Source code for schrodinger.application.combinatorial_screen.combinatorial_screener

"""
This module contains the CombinatorialScreener class, which employs a
heuristic approach to identify subsets of combinatorial reactants that
are most likely to yield enumerated products with the highest dendritic
fingerprint similarities to a query.

Basic Algorithm
---------------

For the example reaction A + B + C --> ABC, the reactants in each of the 3
groups are ranked by decreasing Tversky similarity to the query, where the
Tversky weight for the reactant R is 1 and the Tversky weight for the query
Q is 0. In other words,

rank_score(R, Q) = ON(R & Q) / ON(R)

Where:

ON(R & Q) = Number of 'on' bits shared by reactant and query
ON(R) = Number of 'on' bits in reactant

This quantity is maximized when R is a substructure of Q.

Once the reactants have been ranked, limits NA, NB, NC on the ranked lists
are assigned to yield the subset S(NA, NB, NC) = A[0:NA] x B[0:NB] x C[0:NC],
where [0:N] is a Python slice.

If the minimum number of enumerated products desired is min_products, the
limits must be chosen such that NA * NB * NC >= min_products.

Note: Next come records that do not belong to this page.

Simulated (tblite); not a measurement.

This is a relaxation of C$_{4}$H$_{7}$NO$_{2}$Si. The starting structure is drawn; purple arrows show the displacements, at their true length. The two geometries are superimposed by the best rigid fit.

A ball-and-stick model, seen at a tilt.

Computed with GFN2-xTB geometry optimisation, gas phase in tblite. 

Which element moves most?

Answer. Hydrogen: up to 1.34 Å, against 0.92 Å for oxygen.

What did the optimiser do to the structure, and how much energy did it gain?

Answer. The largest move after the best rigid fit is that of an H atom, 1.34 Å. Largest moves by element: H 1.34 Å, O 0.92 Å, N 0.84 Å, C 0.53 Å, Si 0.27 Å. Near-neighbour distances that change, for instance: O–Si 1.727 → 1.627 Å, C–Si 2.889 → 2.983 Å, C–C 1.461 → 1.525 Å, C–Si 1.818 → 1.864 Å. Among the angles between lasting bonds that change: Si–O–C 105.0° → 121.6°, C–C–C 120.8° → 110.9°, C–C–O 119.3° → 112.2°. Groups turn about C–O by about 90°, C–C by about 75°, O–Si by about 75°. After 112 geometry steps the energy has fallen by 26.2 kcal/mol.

NA, NB, NC are arrived by setting them to 1 and then performing a systematic
exploration of larger values with the goal of identifying combinations of
reactants whose logical OR fingerprints yield the highest similarities to
the query. In the case of dendritic fingerprints, the logical OR similarities
correlate strongly with similarities computed from the enumerated products,
so this is a good approximation that avoids enumeration of S(NA, NB, NC) as
the limits are varied.

A rough outline of the procedure is as follows::

    1. Set NA = NB = NC = 1
    2. if NA * NB * NC >= min_products, we are done
    3. sim_best = 0, R_best = None
    4. for R in (A, B, C):
           NR += 1  # Temporarily add new reactant R_new
           for each (a, b, c) in S(NA, NB, NC), where R_new is in (a, b, c)
               FP_abc = FP(a) | FP(b) | FP(c)  # Logical OR fingerprint
               sim = Tanimoto(FP_abc, FP_query)
               if sim > sim_best:
                   sim_best = sim
                   R_best = R
            NR -= 1  # Remove new reactant
    5. NR_best += 1  # Expand limit to include best new reactant
    6. Go to step 2

This approach is superior to assigning equal limits, such as (10, 10, 10)
if 1000 products are desired. In many cases, the algorithm finds limits that
are quite ragged, such as (2, 50, 10), and the enumerated compound with the
highest similarity to the query is found at some non-obvious position, such
as (1, 45, 7).

Copyright Schrodinger LLC, All Rights Reserved.
"""

import itertools

import numpy

from schrodinger.application.combinatorial_screen import \
    fingerprint_utils as fp_utils
from schrodinger.infra import canvas
from schrodinger.infra import phase

# MAX_COMBOS is used to assign a default upper bound on the size of each of
# the N reactant subsets:
#
# max_reactants = MAX_COMBOS ** (1/N)
#
# For example, if there are 3 reactants, the upper bound would be 100, which
# means the reactant subset limits would top out at (100, 100, 100). This is
# done to force the exploration of all dimensions of the reactant subspace in
# cases where there's a natural tendency to keep one or more dimensions very
# small. So instead of getting limits like (1, 320, 313) when 100,000 products
# are requested, we would get limits like (10, 100, 100). The advantages of
# of this approach are that it prevents step 4 in the above algorithm from
# becoming painfully slow, and it tends to increase the number of successfully
# enumerated products for the same total number of reactant combinations.
MAX_COMBOS = 1000000


[docs]class CombinatorialScreener: """ Identifies subsets of combinatorial reactants that are most likely to yield products with the highest dendritic Tanimoto similarities to a query. """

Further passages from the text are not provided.